Demand in India and possible mine strikes in South Africa may boost prices in the next four to five weeks before an industry conference in Denver, JPMorgan Chase & Co. said in a report Aug. 15. The metal may rally to $1,420 by the end of the year as the decline in prices attracts investors, central banks and fabricators, Jeffrey Christian, a managing partner at CPM Group, said in an interview in Jaipur, India, last week.

Declining equities and a weaker dollar have helped support gold, Suki Cooper, a New York-based analyst at Barclays Plc, said in a report Aug. 16. The S&P 500 Index fell 2.1 percent last week, the most since June. Bullion tumbled 18 percent this year as the S&P 500 advanced to a record Aug. 2.

Strengthening physical demand wasn’t enough to compensate for sales from exchange-traded products last quarter, driving overall demand down 12 percent to a four-year low, the World Gold Council said. Paulson & Co., the largest investor in the SPDR Gold Trust, the biggest bullion ETP, cut its stake by 53 percent in the second quarter to 10.2 million shares, a filing to the U.S. Securities and Exchange Commission showed Aug. 14. The stake was valued at $1.35 billion on Aug. 16, compared with $1.21 billion at the end of the quarter.

Hedge Funds

Soros Fund Management LLC sold 530,900 SPDR shares last quarter, valued at $63.2 million as of June 28, an SEC filing showed. Third Point LLC, run by billionaire hedge-fund manager Daniel Loeb, sold all of its 130,000 SPDR shares, valued at $15.5 million at the end of the quarter. SPDR gold holdings climbed 0.5 percent last week, the first gain since December.

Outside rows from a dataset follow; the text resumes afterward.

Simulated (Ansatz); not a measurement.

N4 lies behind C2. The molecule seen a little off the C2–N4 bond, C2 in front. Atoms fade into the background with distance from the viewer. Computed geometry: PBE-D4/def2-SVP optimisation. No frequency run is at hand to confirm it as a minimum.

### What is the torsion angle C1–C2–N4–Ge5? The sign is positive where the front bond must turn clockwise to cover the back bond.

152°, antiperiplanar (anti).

Gold tumbled into a bear market in April, reaching a 34- month low on June 28, amid speculation the U.S. economy gained enough traction for the Federal Reserve to begin curbing stimulus. Prices surged 70 percent from December 2008 to June 2011 as the central bank bought more than $2 trillion of debt, increasing demand for a hedge against inflation.

Stimulus Cuts

A Bloomberg survey this month showed 65 percent of economists expect Fed Chairman Ben S. Bernanke to reduce the $85 billion of monthly asset purchases in September, probably starting with a cut of $10 billion.

“Gold has until this point been a store of value in times of instability,” said Chad Morganlander, a Florham Park, New Jersey-based fund manager at Stifel Nicolaus & Co. whose company oversees about $130 billion of assets. “If one believes we are hitting a point of self-sustaining recovery in the U.S., investors may want to underweight or eliminate their gold exposure.”